On Wednesday, March 5, the US House of Representatives passed a resolution (HR 951) condemning Palestinian rocket attacks that include a strident defense of recent Israeli tactics in the Gaza Strip. The resolution also condemned Iran and Syria for "sponsoring terror attacks," and demanded that Saudi Arabia publicly condemn Palestinian actions.
The resolution was originally introduced in January, but contains new language including a passage saying that that "those responsible for launching rocket attacks against Israel routinely embed their production facilities and launch sites amongst the Palestinian civilian population, utilizing them as human shields" and "the inadvertent inflicting of civilian casualties as a result of defensive military operations aimed at military targets, while deeply regrettable, is not at all morally equivalent to the deliberate targeting of civilian populations as practiced by Hamas and other Gaza-based terrorist groups."
Although 23 Congressman abstained or voted "present," only one bravely voted no: Rep. Ron Paul.
Below is Rep. Paul’s statement he gave to the House before the vote.
Mr. Speaker: I rise in opposition to H. Res. 951, a resolution to condemn Palestinian rocket attacks on Israeli civilians. As one who is consistently against war and violence, I obviously do not support the firing of rockets indiscriminately into civilian populations. I believe it is appalling that Palestinians are firing rockets that harm innocent Israelis, just as I believe it is appalling that Israel fires missiles into Palestinian areas where children and other non-combatants are killed and injured.
Unfortunately, legislation such as this is more likely to perpetuate violence in the Middle East than contribute to its abatement. It is our continued involvement and intervention particularly when it appears to be one-sided that reduces the incentive for opposing sides to reach a lasting peace agreement.

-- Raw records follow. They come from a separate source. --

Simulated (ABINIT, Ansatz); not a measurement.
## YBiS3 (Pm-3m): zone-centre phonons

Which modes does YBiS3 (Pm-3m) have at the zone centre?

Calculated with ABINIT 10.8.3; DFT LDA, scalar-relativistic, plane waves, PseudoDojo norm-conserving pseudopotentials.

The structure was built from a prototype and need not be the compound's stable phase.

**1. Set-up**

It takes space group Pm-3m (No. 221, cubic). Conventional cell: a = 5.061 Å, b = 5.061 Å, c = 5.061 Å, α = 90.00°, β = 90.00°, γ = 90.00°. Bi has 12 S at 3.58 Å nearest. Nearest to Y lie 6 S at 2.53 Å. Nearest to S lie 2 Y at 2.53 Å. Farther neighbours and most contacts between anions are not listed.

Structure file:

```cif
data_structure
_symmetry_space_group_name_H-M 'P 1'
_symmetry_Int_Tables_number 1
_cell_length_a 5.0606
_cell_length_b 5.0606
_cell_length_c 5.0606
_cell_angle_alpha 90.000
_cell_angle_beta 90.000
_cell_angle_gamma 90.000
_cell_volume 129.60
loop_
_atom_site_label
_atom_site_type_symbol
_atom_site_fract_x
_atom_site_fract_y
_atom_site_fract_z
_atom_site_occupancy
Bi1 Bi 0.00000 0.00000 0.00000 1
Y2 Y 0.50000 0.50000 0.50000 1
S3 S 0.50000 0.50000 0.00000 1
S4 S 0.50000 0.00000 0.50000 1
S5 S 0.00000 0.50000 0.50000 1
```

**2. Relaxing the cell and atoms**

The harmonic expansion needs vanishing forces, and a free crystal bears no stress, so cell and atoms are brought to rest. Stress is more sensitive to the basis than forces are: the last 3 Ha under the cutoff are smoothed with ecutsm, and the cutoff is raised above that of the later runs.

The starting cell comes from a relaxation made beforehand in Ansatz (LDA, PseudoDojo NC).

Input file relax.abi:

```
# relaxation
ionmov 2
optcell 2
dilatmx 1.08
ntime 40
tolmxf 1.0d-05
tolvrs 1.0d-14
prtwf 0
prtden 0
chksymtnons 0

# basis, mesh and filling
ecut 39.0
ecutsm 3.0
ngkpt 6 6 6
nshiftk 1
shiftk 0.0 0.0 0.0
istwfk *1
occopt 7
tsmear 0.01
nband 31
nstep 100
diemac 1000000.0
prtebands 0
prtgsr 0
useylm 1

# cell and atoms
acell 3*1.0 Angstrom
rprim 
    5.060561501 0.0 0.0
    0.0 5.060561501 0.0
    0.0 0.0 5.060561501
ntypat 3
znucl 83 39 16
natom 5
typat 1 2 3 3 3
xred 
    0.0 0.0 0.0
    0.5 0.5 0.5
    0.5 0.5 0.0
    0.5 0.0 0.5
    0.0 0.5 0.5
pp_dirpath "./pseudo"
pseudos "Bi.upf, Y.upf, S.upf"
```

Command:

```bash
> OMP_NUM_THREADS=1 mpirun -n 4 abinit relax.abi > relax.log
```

Additionally, this bill will continue the march toward war with Iran and Syria, as it contains provocative language targeting these countries. The legislation oversimplifies the Israel/Palestine conflict and the larger unrest in the Middle East by simply pointing the finger at Iran and Syria. This is another piece in a steady series of legislation passed in the House that intensifies enmity between the United States and Iran and Syria. My colleagues will recall that we saw a similar steady stream of provocative legislation against Iraq in the years before the US attack on that country.
I strongly believe that we must cease making proclamations involving conflicts that have nothing to do with the United States. We incur the wrath of those who feel slighted while doing very little to slow or stop the violence.